The Japanese are fanatics for fresh food. A container of milk in a U.S. supermarket bears only one date: the expiration date. When my wife and I visited a Tokyo supermarket with one of my wife’s Japanese cousins, we were surprised to discover that in Japan a milk container bears three dates: the date the milk was manufactured, the date it arrived at the supermarket, and the expiration date. Milk production in Japan always starts at one minute past midnight, so that the milk that goes to market in the morning can be labeled as today’s milk. If the milk were produced at 11:59 P.M., the date on the container would have to indicate that the milk was made yesterday, and no Japanese consumer would buy it.
As a result, Japanese food-processing companies enjoy local monopolies. A milk producer in northern Japan cannot hope to compete in southern Japan, because transporting milk there would take an extra day or two, a fatal disadvantage in the eyes of consumers. These local monopolies are reinforced by the Japanese government, which obstructs the import of foreign processed food by imposing a 10-day quarantine, among other restrictions. (Imagine how Japanese consumers who shun food labeled as only one day old feel about food 10 days old.) Hence Japanese food-producing companies are not exposed to either domestic or foreign competition, and they don’t learn the best international methods for producing food. Partly as a result, food prices in Japan are very high: the best beef costs $200 a pound, while chicken costs $25 a pound.

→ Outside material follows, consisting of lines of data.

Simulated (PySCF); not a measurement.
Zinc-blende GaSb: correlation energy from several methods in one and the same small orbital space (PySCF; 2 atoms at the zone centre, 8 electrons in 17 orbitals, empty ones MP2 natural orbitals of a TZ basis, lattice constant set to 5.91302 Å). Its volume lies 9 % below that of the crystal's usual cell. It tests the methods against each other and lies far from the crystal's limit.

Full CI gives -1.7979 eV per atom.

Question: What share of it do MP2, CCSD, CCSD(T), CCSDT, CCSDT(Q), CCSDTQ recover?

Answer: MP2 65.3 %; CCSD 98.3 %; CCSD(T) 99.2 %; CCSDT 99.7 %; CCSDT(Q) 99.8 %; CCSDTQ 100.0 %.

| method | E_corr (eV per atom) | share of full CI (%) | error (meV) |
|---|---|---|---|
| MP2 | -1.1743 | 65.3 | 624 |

Some other Japanese industries are organized very differently from the food processors. For instance, Japanese steel, metal, car, car parts, camera, and consumer electronic companies compete fiercely and have higher productivities than their U.S. counterparts. But the Japanese soap, beer, and computer industries, like the Japanese food-processing industry, are not exposed to competition, do not apply the best practices, and thus have lower productivities than the corresponding industries in the United States. (If you look around your house, you are likely to find that your TV set and camera, and possibly also your car, are Japanese, but that your computer and soap are not.)
Finally, let’s apply these lessons to comparing different industrial belts or businesses within the United States. Since the publication of GGS, I’ve spent much time talking with people from Silicon Valley and from Route 128, and they tell me that these two industrial belts are quite different in terms of corporate ethos. Silicon Valley consists of lots of companies that are fiercely competitive with one another. Nevertheless, there is much collaboration—a free flow of ideas, people, and information among companies. In contrast, I’m told, the businesses of Route 128 are much more secretive and insulated from one another, like Japanese milk-producing companies.
What about the contrast between Microsoft and IBM? Since GGS was published, I’ve acquired friends at Microsoft and have learned about that corporation’s distinctive organization. Microsoft has lots of units, each comprised of 5 to 10 people, with free communication among units, and the units are not micromanaged; they are allowed a great deal of freedom in pursuing their own ideas. That unusual organization at Microsoft—which in essence is broken into many competing semi-independent units—contrasts with the organization at IBM, which until some years ago consisted of much more insulated groups and resulted in IBM’s loss of competitive ability. Then IBM acquired a new chief executive officer who changed things drastically: IBM now has a more Microsoft-like organization, and I’m told that IBM’s innovativeness has improved as a result.
All of this suggests that we may be able to extract a general principle about group organization. If your goal is innovation and competitive ability, you don’t want either excessive unity or excessive fragmentation. Instead, you want your country, industry, industrial belt, or company to be broken up into groups that compete with one another while maintaining relatively free communication—like the U.S. federal government system, with its built-in competition between our 50 states.
THE REMAINING EXTENSION of GGS has been into one of the central questions of world economics: why are some countries (like the United States and Switzerland) rich, while other countries (like Paraguay and Mali) are poor? Per-capita gross national products (GNP) of the world’s richest countries are more than 100 times those of the poorest countries. This is not just a challenging theoretical question giving employment to economics professors, but also one with important policy implications. If we could identify the answers, then poor countries could concentrate on changing the things that keep them poor and on adopting the things that make other countries rich.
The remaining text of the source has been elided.